Vignettes on Aging – The Gift

In spite of what we may feel physically and mentally, many elders are proclaiming:

Old age is a gift.

Old age allows us to become the best version of ourselves that we can be. A majority of older adults say, “I am now, for the first time in my life, the person I have always wanted to be,” which is a sentiment I have felt as well.

We’re not talking about decreasing hearing or eyesight or wrinkles and thinning hair. We’re not proclaiming that our sagging butts represent the best of ourselves, not by a long shot. For me, my sagging butt is not even in the equation, not a part of what is the best of me. It just is.

Gone is the care about what others think of us. Gone are our efforts to win someone over – they either like us or not. Gone too is the need to lead or convince or prove or contradict or be heard. Old age can be our quiet space where the time is ripe for others to speak. We can listen. Notice, I’m not saying we need to agree with others. And, when it’s important, we can use our voices for the good of ourselves and for others but not for the trivial or unimportant.

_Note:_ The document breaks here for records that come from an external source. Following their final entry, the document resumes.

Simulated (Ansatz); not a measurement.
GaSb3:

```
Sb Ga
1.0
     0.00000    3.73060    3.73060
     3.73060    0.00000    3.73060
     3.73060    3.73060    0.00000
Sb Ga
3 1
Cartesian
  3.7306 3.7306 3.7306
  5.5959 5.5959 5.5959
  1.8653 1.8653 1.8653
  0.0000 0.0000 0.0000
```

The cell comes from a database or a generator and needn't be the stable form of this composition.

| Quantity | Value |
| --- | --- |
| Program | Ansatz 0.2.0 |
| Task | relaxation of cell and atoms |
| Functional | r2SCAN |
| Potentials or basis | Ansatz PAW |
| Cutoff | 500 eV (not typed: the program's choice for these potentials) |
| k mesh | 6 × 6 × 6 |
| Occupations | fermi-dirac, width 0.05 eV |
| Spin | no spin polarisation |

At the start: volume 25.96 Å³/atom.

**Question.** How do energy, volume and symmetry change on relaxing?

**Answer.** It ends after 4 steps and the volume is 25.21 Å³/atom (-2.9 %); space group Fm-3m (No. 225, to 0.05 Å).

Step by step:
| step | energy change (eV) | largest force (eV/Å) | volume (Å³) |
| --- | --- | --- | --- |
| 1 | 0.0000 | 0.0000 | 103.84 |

I am now, probably for the first time in my life, the person I have always wanted to be. Oh, not my body! I sometime despair over my body – the wrinkles, the baggy eyes and thinning hair. And often I am taken aback by that old person that lives in my mirror, but I don’t agonize over those things for long.

I would never trade my amazing friends, my wonderful life, my loving family, or my relative health for less white hair or a flatter belly. As I’ve aged, I’ve become more kind to and less critical of myself. I’ve become my own friend. I don’t chide myself for eating that extra cookie … or more. I am entitled to overeat occasionally, to be messy, to be extravagant. I have seen too many dear friends leave this world too soon; before they understood the great freedom that comes with aging.

I will walk the beach in a swim suit that is stretched over a bulging body and will dive into the waves with abandon if I choose to, despite the pitying glances from the bikini set. They, too, will get old one day.

I know I am sometimes forgetful. But there again, some of life is just as well forgotten and I eventually remember the important things. Sure, over the years, my heart has been broken. How can your heart not break when you lose a loved one, or when a child suffers, or even when a beloved pet gets hit by a car? But broken hearts are what give us strength and understanding and compassion. A heart never broken is pristine and sterile and will never know the joy of being imperfect.

I am so blessed to have lived long enough to have my hair turn white and to have my youthful laughs be forever etched into deep grooves on my face.

So many have never laughed and so many have died before their hair could turn silver. I can say “no” and mean it. I can say “yes” and mean it. As you get older, it is easier to be positive. You care less about what other people think. I don’t question myself anymore. I’ve even earned the right to be wrong.

I like being old. It has set me free. I like the person I have become. I am not going to live forever, but while I am still here, I will not waste time lamenting what could have been, or worrying about what will be.

Yes, being old sets us free. It allows us to have a treat, be extravagant, want and consume dessert, a drink, or popcorn for dinner. It allows us to sleep in, to skip the party, or to take a cooking class even though we gave up our kitchens when we moved into the senior-living community. We can fall in love or take up a new craft or stay home by ourselves on Christmas Eve.

We are not going to be here forever. Now is the time to make the best use of our time … for ourselves. As I have said here for years, these might just be the best years of our life. Each of us has the power to make them so, regardless of what else in happening around us.